Having taken over the devices on our desks and in our pockets, Apple might be moving onto an even bigger screen: the car windshield.

The world’s most valuable company is “very likely” working on a 27- to 50-inch head-up display, a technology most famously used by jet pilots, that could project vivid icons and information for drivers while on the road, a tech analyst with Global Equities Research said Thursday morning.

The curved-glass screen could also be wired with sensors and “may be completely gesture-controlled,” a stealth project that analyst Trip Chowdhry said could be Apple’s “next generation” device, after gadgets such as the iPhone, iPad and Apple Watch.
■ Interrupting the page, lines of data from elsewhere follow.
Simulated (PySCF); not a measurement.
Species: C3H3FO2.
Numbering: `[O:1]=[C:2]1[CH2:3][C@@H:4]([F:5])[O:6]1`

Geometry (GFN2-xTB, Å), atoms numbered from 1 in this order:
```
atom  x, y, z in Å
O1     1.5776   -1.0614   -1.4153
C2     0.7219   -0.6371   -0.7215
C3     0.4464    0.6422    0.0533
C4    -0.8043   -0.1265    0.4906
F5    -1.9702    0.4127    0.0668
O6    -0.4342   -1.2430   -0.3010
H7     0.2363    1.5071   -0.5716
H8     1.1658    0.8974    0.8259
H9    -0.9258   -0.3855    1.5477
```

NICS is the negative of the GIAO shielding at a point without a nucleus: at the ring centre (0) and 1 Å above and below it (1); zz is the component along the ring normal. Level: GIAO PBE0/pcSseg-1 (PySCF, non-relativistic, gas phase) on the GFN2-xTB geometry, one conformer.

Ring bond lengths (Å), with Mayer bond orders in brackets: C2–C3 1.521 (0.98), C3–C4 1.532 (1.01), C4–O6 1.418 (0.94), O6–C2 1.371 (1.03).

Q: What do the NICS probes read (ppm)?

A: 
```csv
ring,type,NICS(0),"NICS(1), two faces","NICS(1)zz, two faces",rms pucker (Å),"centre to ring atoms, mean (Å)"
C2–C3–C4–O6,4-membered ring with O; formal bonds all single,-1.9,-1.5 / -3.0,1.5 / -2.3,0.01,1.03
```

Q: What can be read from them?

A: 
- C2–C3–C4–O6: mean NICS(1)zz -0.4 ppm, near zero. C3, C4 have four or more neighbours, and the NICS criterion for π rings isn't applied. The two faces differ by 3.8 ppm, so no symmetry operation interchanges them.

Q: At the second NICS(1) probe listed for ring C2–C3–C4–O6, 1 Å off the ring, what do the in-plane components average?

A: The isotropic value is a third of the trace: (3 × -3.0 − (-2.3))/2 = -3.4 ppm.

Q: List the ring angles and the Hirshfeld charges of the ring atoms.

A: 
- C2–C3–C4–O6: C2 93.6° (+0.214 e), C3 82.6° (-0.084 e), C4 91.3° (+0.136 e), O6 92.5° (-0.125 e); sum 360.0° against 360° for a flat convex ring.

Apple declined to comment, and Chowdhry said a launch of the head-up display, or HUD, “does not seem imminent.” The glass and display technology, he said, could be used in a totally different type of device, such as a TV, adding that the tech giant seems to be in the “early stage of something that could be a lot bigger.”

Rumors about Apple’s secret innovations have become a regular pastime for the many tea-leaf readers of Silicon Valley, and Chowdhry, who seems to be the only analyst so far to suggest Apple is working on a HUD, has been wrong before.

But if Apple’s head-up display really is in the works, it could mark a huge leap for the $660 billion gorilla into an industry already packed with big-money carmakers and tech firms, and further embolden the idea that Apple is looking to stake new territory on the world’s roads.

Apple’s hiring of auto-industry specialists and sightings in California of Apple-leased camera-mounted vans have fueled rumors that the software-hardware company is looking to build its own kind of car. In February, Reuters and the Wall Street Journal said that hundreds of Apple employees were working on a self-driving minivan, code-named Project Titan.

But Apple has remained tight-lipped about cars, which Apple executive Jeff Williams in May called the “ultimate mobile device.” The Cupertino, Calif., firm’s sole public foray into the four-wheeled world has been its CarPlay infotainment system, which lets people plug in their iPhones and use iOS-style menus to check maps and music libraries on their car’s dashboard display.

Head-up displays have quickly become one of the modern tech industry’s fastest-growing points of excitement. Earlier this year, at the Consumer Electronics Show in Las Vegas and the North American International Auto Show in Detroit, tech firms and auto giants said head-up displays will be key upgrades one day.

BMW, Hyundai and Volvo presented windshield displays that would show drivers their now-playing music, give “speed warnings” if they were going too fast and even flash alerts if the car sensed a potential crash.

Some displays are already on the market. GPS maker Garmin sells a $105 dashboard-mounted display that beams out directions. And Navdy, a San Francisco startup, sells a $299 display that has been called “Google Glass for your car”: It’s a gesture-controlled, voice-activated projector that blasts out directions, texts, and Facebook and Twitter notifications at 40 times the brightness of an iPhone.

Other systems are being developed. In December, Jaguar Land Rover said it is working on a “360 Virtual Urban Windscreen” that would highlight pedestrians, show points of interest and display a “ghost car” that drivers could follow for directions.

Head-up displays, in the form of reflective gun “sights,” were used by fighter pilots during World War II, and some of the first HUDs in cars were as simple speedometers in Oldsmobile’s late ’80s Cutlass Supreme. But their renewed development in cars has stoked fears that they’ll be yet another dangerous distraction.

The National Highway Traffic Safety Administration began researching head-up technology’s effect on distraction last year, though their results have yet to be released. In 2004, NASA researchers said even trained pilots lost focus because of HUDs’ vivid colors and compelling information, a problem they called “attention capture.”

“Just because someone has their eyes straight ahead doesn’t mean they’re seeing everything in their line of sight,” Paul Atchley, a University of Kansas professor who has researched attention in 3-D spaces for the U.S. Army, said earlier this year. “You get the illusion of paying attention to the road without the benefit of seeing what’s important.”